BEIJING (Reuters) - China and Sri Lanka are both determined to push forward with a stalled port project in the Sri Lankan capital Colombo, a senior Chinese diplomat said on Thursday following a meeting between the two country’s premiers.
Sri Lanka ordered a review of the $1.4 billion Colombo port city project last year, citing irregularities in the award of the contract to state-owned China Communications Construction Company (CCCC) by a previous government.
Last month, the Sri Lankan government, grappling with a difficult economy, ordered the Chinese firm to resume work on the port city, the island nation’s single biggest foreign investment project, that includes apartments, shopping malls and marinas.
But CCCC, which had estimated that the shutdown would result in losses of more than $380,000 a day, has sought compensation of $125 million, according to the Sri Lankan government, which has said it can’t pay and wants to negotiate.
Xiao Qian, head of the Chinese Foreign Ministry’s Asia department, told reporters following a meeting between Sri Lankan Prime Minister Ranil Wickremesinghe and Chinese Premier Li Keqiang in Beijing that the project was an important one.
“On the Colombo port, both sides agreed to further speed up the overall and comprehensive resumption of work on this project. The announcement to resume the work has been made by the Sri Lankan side but now we will go into further technical details,” Xiao said.
“This is an important project and both countries have a strong desire to further enhance and advance this project. On the Chinese side, we hope to see the earliest possible resumption. We believe we won’t have to wait too long.”
He made no mention of the compensation issue, only that Sri Lanka had promised to protect the rights of Chinese companies and foster a sound environment for Chinese investors.
Wickremesinghe, in remarks in front of reporters, said only that he would be looking to finalize an agreement for future bilateral cooperation.
Asian giants India and China are both vying for influence in Sri Lanka. China has built roads and ports on the island that India has long seen as its area of influence.
Sri Lanka has sought to balance ties with China and India under President Maithripala Sirisena.

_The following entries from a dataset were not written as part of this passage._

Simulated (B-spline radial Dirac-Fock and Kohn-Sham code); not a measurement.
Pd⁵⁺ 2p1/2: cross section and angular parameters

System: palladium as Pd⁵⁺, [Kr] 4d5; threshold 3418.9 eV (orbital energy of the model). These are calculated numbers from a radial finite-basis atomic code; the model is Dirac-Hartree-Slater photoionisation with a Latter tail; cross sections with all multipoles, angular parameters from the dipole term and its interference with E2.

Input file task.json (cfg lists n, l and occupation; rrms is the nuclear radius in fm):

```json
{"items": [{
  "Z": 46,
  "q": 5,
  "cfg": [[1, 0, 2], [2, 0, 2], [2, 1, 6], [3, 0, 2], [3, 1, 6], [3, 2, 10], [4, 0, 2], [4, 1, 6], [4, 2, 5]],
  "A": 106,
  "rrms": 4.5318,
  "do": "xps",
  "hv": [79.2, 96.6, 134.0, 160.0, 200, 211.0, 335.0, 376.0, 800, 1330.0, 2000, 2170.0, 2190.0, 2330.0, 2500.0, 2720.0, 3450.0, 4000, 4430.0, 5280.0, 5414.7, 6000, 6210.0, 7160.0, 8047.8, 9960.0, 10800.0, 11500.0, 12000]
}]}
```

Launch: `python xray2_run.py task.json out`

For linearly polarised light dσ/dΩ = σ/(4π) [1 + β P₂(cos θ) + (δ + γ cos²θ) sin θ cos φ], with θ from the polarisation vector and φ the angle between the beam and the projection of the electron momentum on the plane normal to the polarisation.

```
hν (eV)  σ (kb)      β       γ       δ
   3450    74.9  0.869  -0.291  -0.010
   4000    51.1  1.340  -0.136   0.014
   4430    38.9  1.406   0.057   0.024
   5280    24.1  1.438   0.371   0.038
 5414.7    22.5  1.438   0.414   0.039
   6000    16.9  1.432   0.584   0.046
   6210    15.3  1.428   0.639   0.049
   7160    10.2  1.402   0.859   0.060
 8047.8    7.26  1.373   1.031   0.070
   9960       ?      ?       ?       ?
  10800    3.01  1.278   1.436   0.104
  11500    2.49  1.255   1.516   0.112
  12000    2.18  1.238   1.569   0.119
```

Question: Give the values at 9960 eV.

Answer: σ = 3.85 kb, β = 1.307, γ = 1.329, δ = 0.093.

Both Sirisena and Wickremesinghe have visited India seeking investment, but the pace of Indian activity on projects is slow, offering China a chance to gain ground.
China and Sri Lanka are also in talks on setting up a special economic zone in Hambantota in the south where China has already built a sea port and airport.
Xiao said China would give priority to that project, and speed up free trade talks too.